Lloyd Evans Lloyd Evans

Old Vic’s Tree: Beckett plus Seinfeld – plus swearing

Plus: Trafalgar Studios’s Donkey Heart is warm and rich but also contrived

issue 17 January 2015

‘Fucking hell. You twat. Fuck off. Fuck. Fuck.’ These dispiriting words are the opening line of Tree, a newish play by the lugubrious comic Daniel Kitson, whose stand-up show once transported me into the heavenly arms of Lethe. His script opens with a chance encounter between two oddball smart Alecs. The outdoor setting, borrowed from Beckett, is a suburban cul-de-sac where a single tree is about to shed its autumn raiment. One man crouches in the branches, another stands below. They exchange confidences, observations, food and witticisms. At the end, one departs.

This is a play of quips and anecdotes but no significant action. The tree-dweller is an eco-warrior protesting at the council’s policy of bough amputation and trunk eradication. The man below is a married solicitor hoping to share a date with a prospective girlfriend. Neither story makes sense. The protestor claims to be a local landlord who has inhabited his tree for nine years with the help of two friendly clients who deliver mail and meals to him as a condition of their tenancy. The man below appears to have chosen the unlikeliest spot on earth, a suburban pavement, for a date with his heart’s desire.

This deliberate absurdity is the glory of the play. Kitson, an immensely resourceful wordsmith, sets out to goad and tease the audience by daring us to believe the preposterous twaddle each man is telling the other. Both characters are witty, anti-authoritarian eccentrics with a love of literary swordplay. The dialogue is wonderful. It has the dense and exuberant springiness of Seinfeld but with a refreshing and authentic English flavour. Plus a lot of swearing. It’s hard to convey its virtues in tiny excerpts but I’ll try. Man below contends that surrendering one’s bus seat to a woman isn’t virtuous but narcissistic: ‘You’re just making 30 other cunts think you’re a fucking champion.’ I know. It doesn’t work in brief snatches. You’ll have to see the play (and if you miss the present run you can be sure it’ll pop up elsewhere).

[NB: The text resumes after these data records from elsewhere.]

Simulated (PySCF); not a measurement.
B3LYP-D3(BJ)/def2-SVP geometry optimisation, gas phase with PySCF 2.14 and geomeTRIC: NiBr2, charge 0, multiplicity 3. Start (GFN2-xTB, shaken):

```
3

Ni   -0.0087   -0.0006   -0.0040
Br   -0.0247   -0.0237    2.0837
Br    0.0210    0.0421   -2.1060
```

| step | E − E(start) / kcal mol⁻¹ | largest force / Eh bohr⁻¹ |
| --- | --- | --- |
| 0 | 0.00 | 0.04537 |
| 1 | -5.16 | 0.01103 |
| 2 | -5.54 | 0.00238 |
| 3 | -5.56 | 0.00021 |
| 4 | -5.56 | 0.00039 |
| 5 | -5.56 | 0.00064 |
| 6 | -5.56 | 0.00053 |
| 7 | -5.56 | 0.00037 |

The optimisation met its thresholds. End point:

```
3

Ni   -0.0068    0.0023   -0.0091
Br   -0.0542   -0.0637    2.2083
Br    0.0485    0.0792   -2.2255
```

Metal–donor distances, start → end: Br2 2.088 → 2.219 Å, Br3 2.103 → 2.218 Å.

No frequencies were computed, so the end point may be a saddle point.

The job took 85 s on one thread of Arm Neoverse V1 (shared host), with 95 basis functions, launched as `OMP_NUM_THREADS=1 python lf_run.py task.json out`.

Let me add two health warnings. The script lays out all kinds of plot threads with enormous inventiveness and charm. The intrigued play-goer watches these narrative filaments spinning forth and expects to be stunned and delighted at the finale when two loose ends are miraculously conjoined in an explosion of storytelling joy. This doesn’t happen, I’m afraid. Kitson delivers a cop-out ending that lacks even the courage of its own indecision. The dénouement is left dangling in a futile limbo. The youngsters in the stalls didn’t seem to mind too much and they responded throughout the show with Jack-in-the-box surges of euphoric laughter. But the older viewers, I noticed, watched with unsmiling lips and Easter Island disdain.

Donkey Heart, by Moses Raine, is about skint Muscovites learning to cope with the new killer capitalism whose code has replaced the old murdering Marxism. Characters galore crowd into a tiny one-loo flat. There’s silly Tom, angry Sasha, shifty Natalia, frosty Ivan, drippy Zhenya, kindly Alexander, nutty Petya, pouty Clara and quirky Kolya.

The storylines pile up. Petya wants to dodge the draft by getting himself certified insane. Tom, an English thickhead, is loitering in the boxroom vaguely hoping to pork Sasha, the family sex bomb, who still pines for her Parisian spooning partner. Wise old Alexander mourns his long-lost son who was arrested by the KGB, aged 12, and later executed. Schoolboy Kolya likes to scandalise the elders by downing shots of vodka and daubing his face with a Hitler moustache. ‘I’ve got nits,’ he declares to a guest. ‘I wonder what it’s like to have sex.’

The play’s warmth and richness are skilfully realised in this production by Nina Raine (Moses’s sis), but the wonky structure delivers a few creaks and parps. There are too many organisms squirming in the maggot pot. The parents, Zhenya and Ivan, have no room to flex their personalities and Tom is barely a hairdo with a heartbeat. And the focus goes all blurry in places. Act One follows the Tom–Sasha collision. Act Two parks that pile-up in the corridor, and turns into A Hunt for Ivan’s Mistress. The quarry is uncovered, in a cunning subplot, when an incriminating conversation is secretly recorded. Admirable though the narrative is, it creates the impression that Raine is declaring an opinion through the text rather than letting it emerge from the spontaneous actions of his characters. Result: an ingenious psychological proof rather than a slice of family life. What he wants to tell us is that the Soviet culture of eavesdropping and denunciation is not a specialism of commie dictatorships but a universal failing. A fair point, artfully made, but with a tad too much contrivance for comfort.